# MetaTrader vs. NinjaTrader - Mechanical Trading System Development



## SAPH (26 April 2010)

Which do you think is better suited for individuals to develop simple mechanical trading systems? 

My background is not programing, but I have absolutely no problem reading/understanding and deveoping simple SQL and Visual basic solutions.

Have seen MT4 coding (haven't seeen any NT codes yet) and some EAs however these are nothing like SQL therefore the question.

I only need to develop a really simple EMA crossover system that I have back-tested in Excel and looks promising.

Also understand that different brokers prefer either MT4 or NT but I do not want to open up an argument on that.


----------



## wabbit (26 April 2010)

The MetaQuotes Language version 4 (MQL4) is a "simple" scripting tool available in MetaTrader4; NinjaScript, being a lot more powerful is also a lot more complicated.  If you only need to fiddle with MA crossovers, then I'd be suggesting you have a look at MT4 in preference to NinjaTrader, so long as the data for instruments you want trade are provided to MT4 through your broker.


wabbit []


----------



## WaveSurfer (26 April 2010)

Hi SAPH,

MetaTrader's mql is based in C. It's quite simple to work with and is quite limited. You can however hook a dll if you need.

Ninja is based in C# and is a lot more flexible.

SQL is a database language. I'm not sure about Ninja, but metatrader does not support it unless you hook a dll into it.

Either platform would be able to backtest your crossover strategy with ease. You'd probably even find a pre-coded EA/strategy to save some time.

http://codebase.mql4.com/

And try the ninja trader forums.

Good luck mate


----------



## waza1960 (26 April 2010)

Hello SAPH,
                You can't go past Ninja Trader IMO . You can simply just use the Strategy Wizard to create hundreds of usable systems without even getting into scripting which you can then Backtest/Optimise/Walk Forward Test as you wish.
             I think the Strategy wizard would have to be the most under estimated piece of software around. I see traders posting all the time asking about programming and script when you can simply create outstanding systems without having to understand programming at all .


----------



## RazzaDazzla (27 April 2010)

What about AmiBroker? Any comparison to MetaTrader and NinjaTrader?


----------



## Knoxy (17 May 2010)

Haven't tried NinjaTrader or Amibroker, but from other's response sounds good. Thing I've found is that with perserverance any language can be learned and strategies implemented. 

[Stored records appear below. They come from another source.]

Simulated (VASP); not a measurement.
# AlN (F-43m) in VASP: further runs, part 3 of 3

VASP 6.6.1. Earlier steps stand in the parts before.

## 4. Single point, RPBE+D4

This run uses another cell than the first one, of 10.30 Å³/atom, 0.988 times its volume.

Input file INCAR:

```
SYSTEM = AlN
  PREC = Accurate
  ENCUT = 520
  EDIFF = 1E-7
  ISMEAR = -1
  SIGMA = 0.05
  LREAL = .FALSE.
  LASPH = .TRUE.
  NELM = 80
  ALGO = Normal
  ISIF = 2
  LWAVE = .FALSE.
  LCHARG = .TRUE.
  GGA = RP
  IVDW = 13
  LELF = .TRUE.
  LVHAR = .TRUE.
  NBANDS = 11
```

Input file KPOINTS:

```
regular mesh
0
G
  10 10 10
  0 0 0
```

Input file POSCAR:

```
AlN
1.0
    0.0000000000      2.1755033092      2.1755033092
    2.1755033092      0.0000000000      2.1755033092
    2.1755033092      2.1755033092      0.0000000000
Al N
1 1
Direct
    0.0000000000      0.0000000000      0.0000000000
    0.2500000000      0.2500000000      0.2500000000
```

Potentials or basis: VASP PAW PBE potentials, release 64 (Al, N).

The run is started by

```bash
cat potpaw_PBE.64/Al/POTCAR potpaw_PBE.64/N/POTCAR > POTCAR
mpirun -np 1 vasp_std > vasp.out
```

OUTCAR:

Really the telling issue is the degree of frustration involved with the other aspects of development, mostly the backtesting. I started out with Tradestation then learned and translated strategies to MT4. But the testing in MT4 is painfully slow and I just don't believe the outcomes. You can read on any fx forum of people testing the same strategy with markedly different results in MT4 for varying reasons.

It's pushed me back to Tradestation clone MCFX. Autotrades to FXCM or Gain. Strategy coding is in EasyLanguage (Pascal), very straightforward and backtesting and optimisation are a breeze. The free unlimited time demo has limitations 500 bars, 5 pairs and limited timeframes but otherwise fully functional. Full software free with 8 lots/month (probably with 1 pip spread increase).

Sorry to sound like an advert, but if starting out could be worth a look. Think I'll have a look at Ninja.

cheers
Knoxy


----------



## waza1960 (17 May 2010)

> What about AmiBroker? Any comparison to MetaTrader and NinjaTrader?



Amibroker IMO is probably still the most customisable and Utimate solution to System design however it is also more complicated . 


> It's pushed me back to Tradestation clone MCFX. Autotrades to FXCM or Gain. Strategy coding is in EasyLanguage (Pascal), very straightforward and backtesting and optimisation are a breeze. The free unlimited time demo has limitations 500 bars, 5 pairs and limited timeframes but otherwise fully functional. Full software free with 8 lots/month (probably with 1 pip spread increase).



Most of the comments I see relating to Tradestation incurr that it is old software and increasingly irrelevant . 
 The best thing about Ninja Trader is that you can design great systems using the Strategy wizard without any scripting knowledge but also play with the script as well if you want to.
  I also have an after market Optimser for Ninja which speeds up optimisation much quicker than the standard one which is still quiet good comared to other software.


----------